US court filing system hit in sweeping hack

The identities of confidential court informants are feared compromised in a series of breaches across multiple U.S. states.

Aug 7, 2025 - 08:54

The electronic case filing system used by the federal judiciary has been breached in a sweeping cyber intrusion that is believed to have exposed sensitive court data across multiple U.S. states, according to two people with knowledge of the incident.

The hackwhich has not been previously reported, is feared to have compromised the identities of confidential informants involved in criminal cases at multiple federal district courts, said the two people, both of whom were granted anonymity because they were not authorized to speak publicly about the hack.

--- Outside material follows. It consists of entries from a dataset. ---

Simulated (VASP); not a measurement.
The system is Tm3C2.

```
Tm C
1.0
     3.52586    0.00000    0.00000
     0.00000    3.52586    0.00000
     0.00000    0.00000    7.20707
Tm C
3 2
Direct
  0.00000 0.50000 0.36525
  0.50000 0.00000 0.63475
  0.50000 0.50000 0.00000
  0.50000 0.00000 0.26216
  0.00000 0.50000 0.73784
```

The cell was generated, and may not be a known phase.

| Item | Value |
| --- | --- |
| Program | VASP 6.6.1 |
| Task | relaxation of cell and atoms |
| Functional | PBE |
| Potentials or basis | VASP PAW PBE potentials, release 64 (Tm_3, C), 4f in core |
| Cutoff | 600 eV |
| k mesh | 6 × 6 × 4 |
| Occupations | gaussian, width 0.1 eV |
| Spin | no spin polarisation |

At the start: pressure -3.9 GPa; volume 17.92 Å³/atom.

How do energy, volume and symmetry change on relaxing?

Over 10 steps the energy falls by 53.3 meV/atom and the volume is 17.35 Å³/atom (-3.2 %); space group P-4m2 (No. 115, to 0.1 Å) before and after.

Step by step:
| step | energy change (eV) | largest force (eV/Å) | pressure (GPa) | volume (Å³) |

The Administrative Office of the U.S. Courts — which manages the federal court filing system — first determined how serious the issue was around July 4, said the first person. But the office, along with the Justice Department and individual district courts around the country, is still trying to determine the full extent of the incident.

It is not immediately clear who is behind the hack, though nation-state-affiliated actors are widely suspected, the people said. Criminal organizations may also have been involved, they added.

The Administrative Office of the U.S. Courts declined to comment. Asked whether it is investigating the incident, the FBI referred POLITICO to the Justice Department. The Justice Department did not immediately reply to a request for comment.

It is not immediately clear how the hackers got in, but the incident is known to affect the judiciary’s federal core case management system, which includes two overlapping components: Case Management/Electronic Case Files, or CM/ECF, which legal professionals use to upload and manage case documents; and PACER, a system that gives the public limited access to the same data.

In addition to records on witnesses and defendants cooperating with law enforcement, the filing system includes other sensitive information potentially of interest to foreign hackers or criminals, such as sealed indictments detailing non-public information about alleged crimes, and arrests and search warrants that criminal suspects could use to evade capture.

Chief judges of the federal courts in the 8th Circuit — which includes Arkansas, Iowa, Minnesota, Missouri, Nebraska, North Dakota, and South Dakota — were briefed on the hack at a judicial conference last week in Kansas City, said the two people. It is unclear who delivered the brief, though the Director of the Administrative Office of the U.S. Courts, Judge Robert J. Conrad, Jr., was in attendance, per the first person. Supreme Court Justice Brett Kavanaugh was also in attendance but didn’t address the breach in his remarks.

Staff for Conrad, a district judge in the Western District of North Carolina, declined to comment.

The hack is the latest sign that the federal court filing system is struggling to keep pace with a rising wave of cybersecurity threats.

Michael Scudder, who chairs the Committee on Information Technology for the federal courts’ national policymaking body, told the House Judiciary Committee in June that CM/ECF and Pacer are “outdated, unsustainable due to cyber risks, and require replacement.”

He also said that because the federal Judiciary holds such sensitive information, it faces “unrelenting security threats of extraordinary gravity.”

As of July 2022, the Justice Department was investigating another hack of the federal court system that then-House Judiciary Committee Chair Jerrold Nadler (D-N.Y.) described as “startling.” The incident involved three foreign hacking groups and dated back to early 2020, Nadler also said. It is not clear who the foreign hackers were or whether these incidents are connected.

“It’s the first time I’ve ever seen a hack at this level,” said the first of the two people, who has spent more than two decades on the federal judiciary.

The second person said that roughly a dozen court dockets were tampered with in one court district as a result of the hack. The first person was not aware of any tampering but said it was theoretically possible.

The incident does not appear to have exposed the most highly protected federal court witnesses, since the real identities of those thought to face exceptional risk for cooperating are held on separate systems maintained by the Justice Department, according to the first person.

During his testimony before the House Judiciary Committee, Scudder said that replacing CM/ECF and PACER was a “top priority” for the federal judiciary, but that developing a more modernized system would have to “be developed and rolled out on an incremental basis.”

He also called CM/ECF and Pacer the “backbone system federal courts depend on for mission-critical, day-to-day operation.”